Moses Itauma in boxing pose, charcoal portrait

Itauma vs Hrgovic Is Official — Moses Gets His Toughest Test At The O2

The matchmaking just got serious. Itauma vs Hrgovic lands at The O2 on August 29 — the young heavyweight's biggest test against a genuine top-five operator.

  • Moses Itauma (14-0, 12 KOs) faces Filip Hrgovic (20-1, 15 KOs) on August 29 at The O2 Arena in London, live on DAZN pay-per-view over 12 rounds
  • Hrgovic initially hesitated after stopping Dave Allen in May but signed on Friday — his only career loss came against Daniel Dubois in 2024
  • My verdict: Itauma's speed and timing are levels above, and I fancy a late stoppage — but this is the first real question mark of his career

Itauma vs Hrgovic Is Done — And It Is A Serious Step Up

Right then — this is the one we have been waiting on. Itauma vs Hrgovic is official for Saturday, August 29 at The O2 in London, live on DAZN pay-per-view, and make no mistake, it is the hardest night of Moses Itauma's young career by a country mile. The kid from Chatham has been flattening everything in front of him, but Filip Hrgovic is a different proposition entirely.

Let's not beat around the bush. Up to now Itauma (14-0, 12 KOs) has looked like a man among boys, most recently blasting out Jermaine Franklin inside five rounds back in March. He is twenty years old, he switches stance, he punches like a heavyweight twice his age, and he carries himself like he has been here before. But there is a gap between beating faded names and sharing a ring with a top-five operator, and Itauma vs Hrgovic is where we find out exactly how big that gap is.

What Hrgovic Brings To The O2

Hrgovic (20-1, 15 KOs) is no gatekeeper sent to lose. The Croatian took bronze at the 2016 Olympics, turned over as one of the most avoided amateurs of his generation, and the only blemish on his record is a 2024 stoppage defeat to Daniel Dubois — a fight he was leading before he got dragged into the trenches and stopped late. He is big, he is awkward, he leans on you, and he has a proper engine. This is a man who can take Itauma into rounds the youngster has barely visited as a pro.

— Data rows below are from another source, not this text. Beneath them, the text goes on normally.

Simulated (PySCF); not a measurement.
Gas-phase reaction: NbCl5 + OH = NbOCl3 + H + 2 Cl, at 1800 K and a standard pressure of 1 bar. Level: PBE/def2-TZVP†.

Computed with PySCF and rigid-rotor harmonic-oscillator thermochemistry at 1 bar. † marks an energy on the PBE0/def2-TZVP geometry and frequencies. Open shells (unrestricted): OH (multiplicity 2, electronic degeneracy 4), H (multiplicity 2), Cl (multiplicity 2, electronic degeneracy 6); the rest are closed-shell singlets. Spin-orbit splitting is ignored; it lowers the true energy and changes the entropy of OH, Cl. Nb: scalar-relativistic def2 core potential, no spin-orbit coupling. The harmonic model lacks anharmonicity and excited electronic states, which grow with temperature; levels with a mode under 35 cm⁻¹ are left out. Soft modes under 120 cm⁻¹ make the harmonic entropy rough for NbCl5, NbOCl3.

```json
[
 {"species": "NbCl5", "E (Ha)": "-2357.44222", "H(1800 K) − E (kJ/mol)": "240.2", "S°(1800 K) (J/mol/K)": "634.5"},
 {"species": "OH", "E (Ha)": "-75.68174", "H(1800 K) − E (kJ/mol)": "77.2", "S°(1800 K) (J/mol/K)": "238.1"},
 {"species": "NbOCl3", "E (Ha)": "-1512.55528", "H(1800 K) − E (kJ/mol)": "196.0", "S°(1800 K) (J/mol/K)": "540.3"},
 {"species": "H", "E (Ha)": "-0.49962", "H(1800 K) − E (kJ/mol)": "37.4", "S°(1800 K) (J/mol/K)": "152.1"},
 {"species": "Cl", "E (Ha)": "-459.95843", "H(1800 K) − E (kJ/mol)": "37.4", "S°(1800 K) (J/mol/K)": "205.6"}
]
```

Here is the bit I love. Hrgovic very nearly said no. He only stopped Dave Allen in three rounds back in May, and the quick turnaround had him hesitating — who could blame him? Then he signed on the dotted line on Friday and took the gamble anyway. That tells you everything. He fancies catching Itauma early, before the kid has the seasoning to deal with a genuine heavyweight handful.

Where Itauma vs Hrgovic Is Won And Lost

This fight lives and dies in the first six rounds. If Itauma can keep it long, use that ramrod jab, and pick his moments, his speed and timing are levels above anything Hrgovic has the legs to answer. The young man's hand speed is genuinely frightening, and when he sits down on a shot he ends nights. But if Hrgovic can smother him, make it ugly on the inside and drag him into the championship rounds, then we learn whether Itauma's gas tank and his chin are the real deal.

Hrgovic's best path is the Dubois template flipped on its head — be the bully, walk Itauma down, and test that young head with sustained heavyweight pressure. Itauma has never been twelve rounds. He has rarely been six. That is the question mark, and Hrgovic is precisely the man to scribble all over it.

My Prediction

I am not sitting on the fence. I think Itauma announces himself as a genuine world-title threat here. I expect a cagey opening as he respects Hrgovic's size, then I fancy him to start landing that left flush from round four onward, hurt the Croatian, and force a stoppage somewhere between rounds six and nine. Itauma by late stoppage. If Hrgovic catches him cold early it would not shock me — that is the danger in this matchmaking — but the talent, the speed and the timing all sit with the youngster. Itauma vs Hrgovic is the perfect fight at the perfect time, and come August 29 I think the kid passes with flying colours.